Rand Paul’s critics and the media, not necessarily mutually exclusive categories, have begun to question whether the senator from Kentucky has a coherent foreign policy.

This growing skepticism certainly matters, but of more immediate importance is that some of Paul’s supporters and sympathizers are starting to wonder the same thing.

As Paul has sounded increasingly hawkish against the terrorist group known as ISIS, many libertarians and conservatives have started to speculate the 2016 presidential possibility has gone over to the dark side.

Paul has been down this road before. When he joined with all but four Senate Republicans in voting to delay Chuck Hagel’s confirmation as secretary of defense, the reaction from many erstwhile admirers was fierce.

“If Rand Paul persists on going demagogic on Hagel,” wrote American Conservative co-founder Scott McConnell at the time, “he will have established beyond any serious doubt that regardless of who his father is, he is Bill Kristol and Jennifer Rubin’s boy.”

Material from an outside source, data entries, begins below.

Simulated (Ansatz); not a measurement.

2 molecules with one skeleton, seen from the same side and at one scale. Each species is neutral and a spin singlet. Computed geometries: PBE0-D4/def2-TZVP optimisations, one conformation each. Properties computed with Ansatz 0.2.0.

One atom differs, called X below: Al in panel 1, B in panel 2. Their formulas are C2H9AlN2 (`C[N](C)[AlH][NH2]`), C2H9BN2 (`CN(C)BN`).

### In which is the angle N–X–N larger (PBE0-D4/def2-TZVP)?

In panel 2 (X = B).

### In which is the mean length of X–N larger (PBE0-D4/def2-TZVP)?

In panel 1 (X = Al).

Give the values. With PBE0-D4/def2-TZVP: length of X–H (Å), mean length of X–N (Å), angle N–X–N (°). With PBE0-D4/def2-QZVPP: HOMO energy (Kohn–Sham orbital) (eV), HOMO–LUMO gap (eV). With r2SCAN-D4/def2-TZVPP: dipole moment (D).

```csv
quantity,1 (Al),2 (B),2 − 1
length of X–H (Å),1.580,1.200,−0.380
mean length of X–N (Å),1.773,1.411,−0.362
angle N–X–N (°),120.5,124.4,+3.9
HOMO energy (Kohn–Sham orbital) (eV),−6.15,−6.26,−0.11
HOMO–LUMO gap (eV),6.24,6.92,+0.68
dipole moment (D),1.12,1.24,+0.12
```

In response to such criticism, Paul suggested some libertarians and antiwar conservatives were missing the bigger picture.

...

read more:
http://nationalinterest.org/feature/rand-pauls-sound-fp-instincts-11310?page=show

Brett85
09-18-2014, 04:57 PM
I don't really even think there's a libertarian or non interventionist case to be made against killing members of ISIS with air strikes, when this group has beheaded two Americans, has declared war against America and threatened to attack us, has acquired all kinds of money and weapons, has acquired a large amount of land and oil fields, and when the same type of people attacked us on 9-11. Rand seems to have a very good understanding of the difference between non interventionism and pacifism.

WD-NY
09-18-2014, 04:58 PM
#JamesAntleFTW!!

Krugminator2
09-18-2014, 05:03 PM
I don't really even think there's a libertarian or non interventionist case to be made against killing members of ISIS with air strikes, when this group has beheaded two Americans, has declared war against America and threatened to attack us, has acquired all kinds of money and weapons, has acquired a large amount of land and oil fields, and when the same type of people attacked us on 9-11. Rand seems to have a very good understanding of the difference between non interventionism and pacifism.

Totally agree. Even Pat Buchanan thinks taking military action is perfectly within reason. It is one thing to oppose military action strategically. It is quite another to say bombing is not libertarian. I don't even get that argument.

Inkblots
09-18-2014, 05:07 PM
Rand seems to have a very good understanding of the difference between non interventionism and pacifism.

Bingo.

I'd note, of course, that most of the people who are so deeply concerned about Rand's "lack of consistency" on foreign policy are media concern trolls who (a) never supported him to begin with and (b) have a laughably poor grasp of the theory underpinning his foreign policy. Hence the idea that he should be a pacifist, as you point out.